MSNBC anchor Andrea Mitchell attempted to fact-check Sen. Ted Cruz (R-Texas) after he quoted Shakespeare, and Washington Post columnist Jennifer Rubin rushed to mock his supposed stupidity. As it turns out, Cruz — not Mitchell — was correct. Mitchell had the good sense to apologize, but it seems Rubin has yet to do so.
During an appearance on the Fox News show America’s Newsroom, Cruz quoted The Bard to summarize the second impeachment trial of former President Donald Trump.
“It’s reminiscent of Shakespeare — that it is full of sound and fury, and yet signifying nothing,” said Cruz, referencing part of a well-known soliloquy from “Macbeth.”

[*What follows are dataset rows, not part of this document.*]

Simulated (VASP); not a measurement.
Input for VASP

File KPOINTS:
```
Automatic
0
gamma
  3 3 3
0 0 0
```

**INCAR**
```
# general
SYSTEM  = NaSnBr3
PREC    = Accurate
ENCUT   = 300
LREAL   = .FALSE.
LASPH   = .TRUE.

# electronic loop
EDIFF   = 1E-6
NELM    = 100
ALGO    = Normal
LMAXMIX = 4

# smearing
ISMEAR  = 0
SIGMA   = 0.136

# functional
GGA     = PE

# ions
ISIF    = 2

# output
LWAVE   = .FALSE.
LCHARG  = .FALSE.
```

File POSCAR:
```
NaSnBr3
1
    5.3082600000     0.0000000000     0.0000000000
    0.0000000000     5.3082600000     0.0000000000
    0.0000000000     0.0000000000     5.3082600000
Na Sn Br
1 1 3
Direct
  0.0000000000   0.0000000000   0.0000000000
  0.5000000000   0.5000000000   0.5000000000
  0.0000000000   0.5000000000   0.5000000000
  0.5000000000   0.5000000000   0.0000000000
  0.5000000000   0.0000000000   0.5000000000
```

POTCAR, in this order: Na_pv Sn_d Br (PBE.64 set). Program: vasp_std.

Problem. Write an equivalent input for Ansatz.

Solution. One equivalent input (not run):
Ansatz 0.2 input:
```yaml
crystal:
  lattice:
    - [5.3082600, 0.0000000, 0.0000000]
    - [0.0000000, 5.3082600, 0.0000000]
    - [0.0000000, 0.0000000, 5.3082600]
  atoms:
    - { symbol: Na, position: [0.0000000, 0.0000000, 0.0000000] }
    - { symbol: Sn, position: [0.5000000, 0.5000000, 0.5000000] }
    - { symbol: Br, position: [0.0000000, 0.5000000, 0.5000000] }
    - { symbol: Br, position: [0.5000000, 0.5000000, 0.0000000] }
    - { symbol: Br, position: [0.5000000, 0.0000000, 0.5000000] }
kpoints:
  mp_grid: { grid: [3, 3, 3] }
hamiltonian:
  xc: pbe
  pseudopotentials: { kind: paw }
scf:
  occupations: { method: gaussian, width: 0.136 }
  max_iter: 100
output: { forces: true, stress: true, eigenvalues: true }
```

Yet Mitchell claimed that Cruz got his authors mixed up. “[Cruz] says [the impeachment trial] is like Shakespeare full of sound and fury signifying nothing. No, that’s Faulkner,” she tweeted.
Rather than checking her facts, Rubin rushed to mock the senator. She claimed “it says volumes about his lack of soul. That’s Any Thinking Person.”
New York Times columnist Nicholas Kristof set them straight. “Faulkner wrote the book ‘The Sound and the Fury.’ But the phrase comes from Shakespeare’s Macbeth: ‘It is a tale, told by an idiot, full of sound and fury, signifying nothing.’ The whole passage is beautiful,” Kristof tweeted.
“Methinks she doth protest too much,” Cruz responded. “One would think NBC would know the Bard. Andrea, take a look at Macbeth act 5, scene 5: ‘[Life] struts & frets his hour upon the stage, And then is heard no more. It is a tale Told by an idiot, full of sound & fury, Signifying nothing.'”
Methinks she doth protest too much.
One would think NBC would know the Bard. Andrea, take a look at Macbeth act 5, scene 5:
“[Life] struts & frets his hour upon the stage,
And then is heard no more. It is a tale
Told by an idiot, full of sound & fury,
Signifying nothing.” pic.twitter.com/3GbvoLSJTh— Ted Cruz (@tedcruz) February 11, 2021
Responding to both Mitchell and Rubin, Cruz quipped, “Between NBC & the Washington Post, you’d think somebody would have read Macbeth.”
To her credit, Mitchell apologized. “I clearly studied too much American literature and not enough Macbeth. My apologies to Sen. Cruz,” she responded.
It does not seem Rubin has yet responded.